Democratic leaders rammed the bill through both houses of the General Assembly in the waning hours of the spring session last May and sent it to the governor, who signed it in August. It was all done in cynical defiance of provisions in the state Constitution intended to ensure full transparency and open debate about potential laws.
This abomination, initiated to satisfy a single special interest group, the Illinois Trial Lawyers Association, was enabled by a practice that has become a convenient alternative for a party in the majority to employ so as to pass potentially unpopular legislation before anyone can complain or even learn its details. The practice is generally referred to as a “shell bill” or “gut-and-replace” legislation. The terms refer to a law containing irrelevant text and submitted prior to a session’s filing deadline, given two of three required readings, then left idling in committee until it can be amended by replacing its entire contents with all new, completely unrelated language and passed sometime before the session adjourns.
Unfortunately, this is far from a rare occurrence. Indeed, it has become the routine means of passing the state’s fiscal year budget without the public — or most lawmakers themselves — knowing what’s in it. In the 2025 legislative session last May, legislators were handed less than 48 hours before adjournment a 3,389-page budget document packed into a shell bill. Clearly, there was no time for any lawmaker, much less the general public, to identify problematic spending, much less initiate debate.

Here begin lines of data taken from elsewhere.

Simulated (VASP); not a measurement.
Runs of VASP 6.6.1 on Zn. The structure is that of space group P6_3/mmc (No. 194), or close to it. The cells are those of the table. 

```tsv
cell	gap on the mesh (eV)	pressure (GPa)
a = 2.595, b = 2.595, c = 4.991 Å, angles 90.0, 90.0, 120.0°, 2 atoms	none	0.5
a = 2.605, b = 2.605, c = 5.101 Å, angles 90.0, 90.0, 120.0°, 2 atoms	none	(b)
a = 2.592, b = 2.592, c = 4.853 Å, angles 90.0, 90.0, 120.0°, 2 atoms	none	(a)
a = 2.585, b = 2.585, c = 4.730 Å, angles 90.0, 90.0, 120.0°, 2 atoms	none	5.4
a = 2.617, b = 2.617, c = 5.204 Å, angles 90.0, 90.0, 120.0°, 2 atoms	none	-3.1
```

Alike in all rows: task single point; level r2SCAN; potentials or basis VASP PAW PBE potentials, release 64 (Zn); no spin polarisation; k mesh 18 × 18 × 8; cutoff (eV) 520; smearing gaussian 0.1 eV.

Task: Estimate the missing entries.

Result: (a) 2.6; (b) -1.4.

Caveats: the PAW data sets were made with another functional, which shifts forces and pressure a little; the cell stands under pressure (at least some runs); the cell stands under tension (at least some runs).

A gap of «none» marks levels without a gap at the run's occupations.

This is an abhorrent means of conducting the public’s business. Not only does it defy transparency and discussion, it — and this is an even worse outcome — erodes people’s faith in the authority of their most profound legal documents and the integrity of their elected representatives.
Republican lawmakers have filed suit to try to stop the practice, and one can only hope the courts will see it for the arrogant flouting of constitutional intent that it is. If they do not, it will be time for us all to pressure lawmakers to address it or, if need be, develop an unambiguous constitutional amendment that finally lays it to rest.